How does Stack Overflow for Teams enable Intelligent Swarming?

We posed this question to our Sales Engineers and they came back with some great insights

A Forrester analyst covering knowledge management/knowledge sharing in the DevOps and IT space asked us how Stack Overflow for Teams enables Intelligent Swarming.

If you aren't familiar with Intelligent Swarming, here's the gist of the concept as we understand it...

  • Intelligent swarming is about getting the best people to solve the issue working on the issue as quickly as possible.
  • In a swarming model, the person who takes ownership of the issue often owns the issue until it is resolved. They may engage others in the process of solving the issue, but they don’t toss it over the wall (escalate) and lose touch with the resolution.
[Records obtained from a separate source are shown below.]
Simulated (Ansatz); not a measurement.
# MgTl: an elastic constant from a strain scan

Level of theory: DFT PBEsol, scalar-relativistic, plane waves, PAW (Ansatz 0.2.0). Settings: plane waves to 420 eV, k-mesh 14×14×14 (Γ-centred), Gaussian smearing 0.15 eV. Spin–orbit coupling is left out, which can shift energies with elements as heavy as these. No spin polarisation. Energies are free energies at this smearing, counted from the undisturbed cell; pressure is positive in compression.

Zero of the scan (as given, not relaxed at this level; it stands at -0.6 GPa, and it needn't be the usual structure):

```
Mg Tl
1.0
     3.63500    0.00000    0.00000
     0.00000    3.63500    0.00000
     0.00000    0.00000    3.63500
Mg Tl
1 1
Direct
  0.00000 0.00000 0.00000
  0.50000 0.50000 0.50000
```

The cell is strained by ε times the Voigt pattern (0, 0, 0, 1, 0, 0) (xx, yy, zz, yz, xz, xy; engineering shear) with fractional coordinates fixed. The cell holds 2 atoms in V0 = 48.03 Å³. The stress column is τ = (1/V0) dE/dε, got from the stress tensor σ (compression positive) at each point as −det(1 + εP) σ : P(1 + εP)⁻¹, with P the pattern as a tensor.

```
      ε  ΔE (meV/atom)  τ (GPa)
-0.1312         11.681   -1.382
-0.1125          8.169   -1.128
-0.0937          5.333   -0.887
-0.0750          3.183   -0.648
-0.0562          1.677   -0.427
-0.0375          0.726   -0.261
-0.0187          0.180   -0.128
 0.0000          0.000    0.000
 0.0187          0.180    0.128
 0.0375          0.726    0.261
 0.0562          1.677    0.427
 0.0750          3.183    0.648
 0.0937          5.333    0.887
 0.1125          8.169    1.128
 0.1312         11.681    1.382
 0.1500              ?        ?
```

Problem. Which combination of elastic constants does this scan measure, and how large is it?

At a high level, an example Intelligent Swarm process in Stack Overflow for Teams would be...

  1. Question is asked. Someone is notified either because they are following a topic tag, are tagged on the question, or someone else sees the question and does a manual pass-off.
  2. A person would run down a response by tapping into individuals offline (meaning not on Stack Overflow for Teams).
  3. That person would answer the question, possibly @ people who provided input in the comments or tagging them in the question itself. Therefore, if any additional questions come up, the right people are already looped in.

We asked our Sales Engineering organization to weigh in how Stack Overflow for Teams enables this within organizations. Their takes show how the platform goes beyond Intelligent Swarming - moving more towards information/knowledge loops.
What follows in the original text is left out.